The
Senate voted 53-36 on whether to override the veto that Trump
issued on Tuesday of legislation approved by the Senate and
House of Representatives to kill his controversial border
emergency.
That was well below the two-thirds majority needed in the
100-member chamber to overturn a presidential veto.
This marked the second time since February, when Trump issued
the emergency declaration, that Congress failed to override his
veto.
Ten Senate Republicans joined with 43 Senate Democrats in the
failed veto override attempt.
Trump made the construction of a wall along the U.S.-Mexico
border a central promise of his 2016 presidential campaign to
stop the flow of people without immigration documents from
coming into the United States.
At the time he insisted that Mexico would pay for the wall, an
idea the Mexican government never embraced.

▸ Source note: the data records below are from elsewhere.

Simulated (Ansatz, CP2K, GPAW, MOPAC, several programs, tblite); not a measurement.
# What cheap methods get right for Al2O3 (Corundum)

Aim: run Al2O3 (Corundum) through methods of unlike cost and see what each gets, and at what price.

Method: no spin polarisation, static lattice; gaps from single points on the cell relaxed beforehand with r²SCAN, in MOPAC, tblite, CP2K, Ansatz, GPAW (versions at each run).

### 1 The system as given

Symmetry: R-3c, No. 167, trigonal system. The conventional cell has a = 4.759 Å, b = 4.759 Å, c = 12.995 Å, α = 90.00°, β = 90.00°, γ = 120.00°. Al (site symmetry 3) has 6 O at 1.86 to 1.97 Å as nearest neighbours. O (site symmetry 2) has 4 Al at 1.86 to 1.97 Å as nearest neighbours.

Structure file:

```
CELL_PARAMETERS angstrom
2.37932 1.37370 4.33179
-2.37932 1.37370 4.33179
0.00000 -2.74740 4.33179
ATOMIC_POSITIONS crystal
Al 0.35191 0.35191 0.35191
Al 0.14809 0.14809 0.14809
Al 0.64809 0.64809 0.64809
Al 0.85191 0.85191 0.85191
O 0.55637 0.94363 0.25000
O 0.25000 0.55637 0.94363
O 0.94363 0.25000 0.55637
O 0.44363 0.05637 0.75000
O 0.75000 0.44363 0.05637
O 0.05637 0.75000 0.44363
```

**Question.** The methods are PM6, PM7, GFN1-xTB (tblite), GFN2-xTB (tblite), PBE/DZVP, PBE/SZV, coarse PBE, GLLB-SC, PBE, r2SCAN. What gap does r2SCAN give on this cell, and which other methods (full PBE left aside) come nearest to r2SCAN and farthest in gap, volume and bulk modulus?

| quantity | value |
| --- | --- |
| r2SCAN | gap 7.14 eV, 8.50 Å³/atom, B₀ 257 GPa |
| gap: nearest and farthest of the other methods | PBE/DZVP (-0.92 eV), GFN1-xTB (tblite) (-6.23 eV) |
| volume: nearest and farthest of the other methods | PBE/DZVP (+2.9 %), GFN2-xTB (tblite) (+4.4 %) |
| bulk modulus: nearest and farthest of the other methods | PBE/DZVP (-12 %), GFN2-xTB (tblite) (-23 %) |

Having failed to build the wall at Mexico's expense, Trump waged
several failed attempts to get the U.S. Congress to provide
money for what would cost taxpayers an estimated $25 billion or
more for a wall.
As a result, he used his executive powers to shift money from
the military budget, including appropriated funds for housing,
schools and childcare for soldiers and their families.
Democrats have maintained that the action is illegal as Congress
has the constitutional authority to decide how federal funds are
spent.
Most Democrats and many Republicans in Congress argue that there
are more effective, less expensive ways of controlling the
southern border, where large numbers of immigrants from troubled
Central American countries and elsewhere arrive each year.